The best candidates will self-eject and look for another opportunity elsewhere.
3. The impact of communication on the candidate experience
This chart also reveals some pretty interesting facts about the way candidates think about the importance of communication during the recruitment process. Way back in the ‘90’s, when we couldn’t create automated email sequences to respond to candidates and we actually had to pick up the phone and speak to every single one of them, we were able to quickly gauge how a candidate was feeling … and respond accordingly.
Also there were no social media platforms for ‘irate’ candidates to share their frustrations and blacklist your organisation with everyone they knew.
Today, in 140 characters and a push of a button, if you’ve created a negative candidate experience, the world will know about it straight away and your employer brand could be tarnished. So you might want to implement more quality checks and protocol around the candidate experience.
Candidates aren’t mind readers. They genuinely want to be given as much information as possible before applying. And while some candidates may consider ‘no news to be good news’, others may consider ‘no news’ to mean they’ve been rejected. You don’t want them making the wrong assumption.

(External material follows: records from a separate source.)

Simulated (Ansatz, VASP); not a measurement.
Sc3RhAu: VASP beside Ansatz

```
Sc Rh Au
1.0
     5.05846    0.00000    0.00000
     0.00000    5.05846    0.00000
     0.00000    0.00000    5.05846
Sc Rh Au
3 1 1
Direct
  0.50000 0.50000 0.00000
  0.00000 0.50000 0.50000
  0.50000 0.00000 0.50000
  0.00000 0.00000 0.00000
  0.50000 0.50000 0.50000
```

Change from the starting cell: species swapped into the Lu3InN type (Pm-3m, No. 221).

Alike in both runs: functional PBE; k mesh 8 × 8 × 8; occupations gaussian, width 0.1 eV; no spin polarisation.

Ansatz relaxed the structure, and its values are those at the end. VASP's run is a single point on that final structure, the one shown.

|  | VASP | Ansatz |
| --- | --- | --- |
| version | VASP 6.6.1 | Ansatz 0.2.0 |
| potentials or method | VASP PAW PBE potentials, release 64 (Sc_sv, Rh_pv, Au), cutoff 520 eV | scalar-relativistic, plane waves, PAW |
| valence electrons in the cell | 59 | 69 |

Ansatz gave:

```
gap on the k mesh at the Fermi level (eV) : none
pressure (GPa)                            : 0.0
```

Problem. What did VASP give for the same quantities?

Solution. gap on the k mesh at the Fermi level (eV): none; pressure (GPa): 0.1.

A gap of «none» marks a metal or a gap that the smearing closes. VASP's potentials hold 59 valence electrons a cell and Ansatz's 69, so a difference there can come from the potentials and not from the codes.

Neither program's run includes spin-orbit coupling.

4. Put yourself in your candidates’ shoes
How would you feel if you were on the receiving end of some of your company’s automated email responses? Worse still, how would you feel if you just never heard anything after submitting your application to a company you had your heart set on working for?
Have you gone through your own application process first hand recently? I don’t just mean thinking about how the process works, but actually really going through it.
Go on – create a dummy résume and submit it through your careers page portal and see what happens. Is the résume submission process even intuitive? Can you apply via a mobile device? Are you asked to spend 30 – 45 minutes responding to a series of pointless questions?
What’s going through your head while you do this? Perhaps your thinking “this is 30 minutes of my life I’ll never get back“!
What about when you receive that automated response from no-reply@[your company].com that may as well say, “Thanks for taking 30 minutes to submit your application. You’ll probably never hear from us again!”
Now think for a moment about how many candidates are actually self-ejecting from the process at this point during their application. What if the best talent aren’t even completing their application, choosing instead to abandon because it’s simply all too hard?
Trust me … a candidate is never going to accuse you of over communicating.
Far too many candidates are starting to feel disrespected and even resentful during the recruitment process. Whether you’re a business owner, hiring manager, or internal recruiter, it’s up to you to ensure that you treat your future potential employees with the respect they so rightly deserve.